Manage Tags¶
Lance, much like Git, employs the LanceDataset.tags
property to label specific versions within a dataset's history.
Tags are particularly useful for tracking the evolution of datasets,
especially in machine learning workflows where datasets are frequently updated.
For example, you can create, update,
and delete or list tags.
Note
Creating or deleting tags does not generate new dataset versions. Tags exist as auxiliary metadata stored in a separate directory.
import lance
ds = lance.dataset("./tags.lance")
print(len(ds.versions()))
# 2
print(ds.tags.list())
# {}
ds.tags.create("v1-prod", 1)
print(ds.tags.list())
# {'v1-prod': {'version': 1, 'manifest_size': ...}}
ds.tags.update("v1-prod", 2)
print(ds.tags.list())
# {'v1-prod': {'version': 2, 'manifest_size': ...}}
ds.tags.delete("v1-prod")
print(ds.tags.list())
# {}
print(ds.tags.list_ordered())
# []
ds.tags.create("v1-prod", 1)
print(ds.tags.list_ordered())
# [('v1-prod', {'version': 1, 'manifest_size': ...})]

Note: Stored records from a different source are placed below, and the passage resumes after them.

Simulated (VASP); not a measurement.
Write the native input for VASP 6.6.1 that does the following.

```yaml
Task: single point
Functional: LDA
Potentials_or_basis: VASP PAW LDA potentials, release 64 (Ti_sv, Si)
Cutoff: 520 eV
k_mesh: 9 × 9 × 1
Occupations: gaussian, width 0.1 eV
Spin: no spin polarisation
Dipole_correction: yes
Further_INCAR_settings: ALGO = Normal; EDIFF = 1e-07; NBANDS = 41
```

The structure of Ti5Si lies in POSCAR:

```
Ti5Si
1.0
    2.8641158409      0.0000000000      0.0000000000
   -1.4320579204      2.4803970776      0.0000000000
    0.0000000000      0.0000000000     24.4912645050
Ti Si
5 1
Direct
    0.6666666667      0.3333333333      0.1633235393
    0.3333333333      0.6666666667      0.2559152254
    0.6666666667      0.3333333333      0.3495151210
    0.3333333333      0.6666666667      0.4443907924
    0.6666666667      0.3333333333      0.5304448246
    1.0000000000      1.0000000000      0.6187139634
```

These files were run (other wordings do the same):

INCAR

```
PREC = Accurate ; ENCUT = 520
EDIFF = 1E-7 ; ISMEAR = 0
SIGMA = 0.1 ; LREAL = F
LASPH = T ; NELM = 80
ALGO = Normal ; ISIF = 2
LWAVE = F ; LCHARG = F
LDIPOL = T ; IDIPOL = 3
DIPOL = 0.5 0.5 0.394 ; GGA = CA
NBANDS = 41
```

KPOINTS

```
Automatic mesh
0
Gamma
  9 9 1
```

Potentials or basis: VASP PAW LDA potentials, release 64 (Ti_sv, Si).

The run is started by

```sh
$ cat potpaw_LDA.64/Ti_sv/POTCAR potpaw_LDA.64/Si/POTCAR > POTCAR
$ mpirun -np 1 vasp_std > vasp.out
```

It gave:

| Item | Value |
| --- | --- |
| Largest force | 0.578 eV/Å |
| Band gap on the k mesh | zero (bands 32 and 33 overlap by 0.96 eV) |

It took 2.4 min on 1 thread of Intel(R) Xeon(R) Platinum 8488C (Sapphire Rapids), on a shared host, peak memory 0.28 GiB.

ds.tags.update("v1-prod", 2)
print(ds.tags.list_ordered())
# [('v1-prod', {'version': 2, 'manifest_size': ...})]
ds.tags.delete("v1-prod")
print(ds.tags.list_ordered())
# []
Note
Tagged versions are exempted from the LanceDataset.cleanup_old_versions()
process.
To remove a version that has been tagged, you must first LanceDataset.tags.delete()
the associated tag.